Letting Them Down Easy

By — on / Business Negotiations, Daily, Negotiation Skills, Webcasts

First published in the Negotiation newsletter.

In recent years, a number of new Web-based systems have changed the very structure of negotiation as we know it. One of most famous of these is Priceline.com, which allows consumers to make bids for rental cars, hotel rooms, and air travel-bids that the car-rental firms, hotels, and airlines can accept or reject. Consumers often are given the opportunity to revise an offer if it is rejected.

Researchers Aleksander Ellis, Stephen Humphrey, and Donald Conlon of Michigan State University and Catherine Tinsley of Georgetown University have studied this new transactional form, which they call brokered ultimatum games, or BUGs. They define a BUG as any transaction involving an intermediary in which one side offers an ultimatum price that the other side either accepts or rejects.

These researchers are particularly interested in bidders’ fairness perceptions of the negotiation. As the success of Priceline indicates, when it comes to BUGs, the faster the response, the more satisfied the consumer. In addition, study participants are more satisfied with a BUG and more likely to use it again and to refer others to the BUG when their offers are accepted—no surprise there.

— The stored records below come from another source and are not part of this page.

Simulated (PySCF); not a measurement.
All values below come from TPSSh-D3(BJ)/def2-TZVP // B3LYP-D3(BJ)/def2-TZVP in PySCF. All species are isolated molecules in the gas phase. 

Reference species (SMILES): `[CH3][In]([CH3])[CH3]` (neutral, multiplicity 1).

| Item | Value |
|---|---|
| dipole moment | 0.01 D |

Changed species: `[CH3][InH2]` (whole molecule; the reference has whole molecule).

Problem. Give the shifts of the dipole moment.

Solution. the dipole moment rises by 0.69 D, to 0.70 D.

More interestingly, when an offer is rejected, long-term customer satisfaction can be enhanced by a detailed explanation of the rejection. This finding has broad implications for organizations that must reject offers and bids from suppliers or customers with which they may want to do business in the future. Naturally, a company is likely to be satisfied when you give it your business and dissatisfied when you take your business elsewhere. When you’re delivering bad news, procedural justice-the perceived fairness of a given negotiation-becomes an important consideration.

So the next time you’re forced to turn down an offer, consider giving the other firm a thorough explanation of your decision. In doing so, you may gain more options and more favorable trading partners in the future.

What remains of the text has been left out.